Last year I wrote about my disillusionment with the iPhone as a gaming platform. Since then, I've tried dozens more games, and my impression of the device hasn't changed much. I continue to find using my finger as an input device problematic at best, and I continue to find holding the iPhone uncomfortable after 15 minutes or so of gaming.With notable exceptions like Spider: The Secret of Bryce Manor, most iPhone games leave me cold after a period of fleeting enchantment. If I can't enjoy a game as perfectly wonderful as Plants vs. Zombies on my iPhone, then something is wrong with me or the hardware I'm playing it on. Since it can't possibly be me, it's got to be the iPhone. :-)
Okay, I know what you're thinking, iPhone game aficionado. I'm stubbornly dismissing the iPhone as a gaming platform because it doesn't match my personal gaming preferences. Well, yes I am. I can't get past the fact that its primary input device (my finger attached to my hand) obscures the game I'm trying to hold and control. Lots of people have no problem with that, but I do. Can't help it.
But here's the thing. It's not really a matter of user input; it's a matter of size. A week ago I was prepared to dismiss games on a touchscreen device with no external controls, but that was before a shiny new overpriced Apple toy entered my gaming life. Hello super-sized iPhone gaming device. Hello device I never thought I'd want (see photo above). Hello iPad.

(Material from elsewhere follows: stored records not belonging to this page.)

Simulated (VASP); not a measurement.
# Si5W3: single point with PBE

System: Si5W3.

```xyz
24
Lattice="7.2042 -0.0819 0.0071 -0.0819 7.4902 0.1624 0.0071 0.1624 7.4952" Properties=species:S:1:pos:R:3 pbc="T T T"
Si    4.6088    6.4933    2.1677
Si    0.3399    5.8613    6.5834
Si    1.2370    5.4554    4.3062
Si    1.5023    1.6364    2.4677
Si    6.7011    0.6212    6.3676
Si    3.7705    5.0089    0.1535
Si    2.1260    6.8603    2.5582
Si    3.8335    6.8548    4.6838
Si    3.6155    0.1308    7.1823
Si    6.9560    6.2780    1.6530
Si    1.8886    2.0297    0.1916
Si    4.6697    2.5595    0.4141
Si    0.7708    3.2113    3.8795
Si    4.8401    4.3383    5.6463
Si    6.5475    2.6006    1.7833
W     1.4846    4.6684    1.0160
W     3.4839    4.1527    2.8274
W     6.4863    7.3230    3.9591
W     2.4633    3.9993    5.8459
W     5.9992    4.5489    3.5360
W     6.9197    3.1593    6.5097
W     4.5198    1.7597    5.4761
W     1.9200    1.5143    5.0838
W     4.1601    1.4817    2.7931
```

Two iPad games have put my doubts to rest. The new iPad version of Pac-Man, and the iPad edition of Spider: The Secret of Bryce Manor.
Pac-Man on the iPad isn't perfect. Its virtual joystick makes the game virtually unplayable, but its swipe input option more than makes up for it. Simply swipe up, down, right, or left anywhere on the screen, and your little pill addict chomps in that direction. It works flawlessly, and the size of the screen makes it possible to experience the game in all its old-school arcade glory.
I wouldn't cite a Pac-Man port for the iPad as a shining example of the platform's potential, but as an example of a control scheme well-suited to the hardware's capabilities, it shines far brighter than Namco's iPhone version of the game.
If you admired the hand-drawn art in Spider: TSBM on the iPhone, you owe it to yourself to check out the iPad version. It's still arresting, but on the iPad's big bright screen Spider's sumptuous visuals have room to breathe.
This matters because Spider tells its story primarily through its environments. The player explores the visual aftermath of events that occurred long ago, and the enhanced HD visuals in this version make that detective work even more satisfying. The iPad version adds a co-op 'Sidekick mode' for two players and additional 'Director's Cut' levels.
I'm making my way through a slew of other iPad games that make especially good use of the hardware (Osmos, Little Things, Shot Shot Shoot), and I'm enjoying some terrific titles for kids with my daughter. I'll report on those in my next post. Also, David Carlton at Malvasia Bianca recently alerted me to the iPad version of Frotz, so Planetfall, here I come!
If you have other iPad games you'd like to recommend, let me know. If you'd like to counter my "iPhone = bad gaming device" contention, by all means fire away. Given the number of iPhone games sold on Apple's app store, I have a feeling my opinion is a minority one.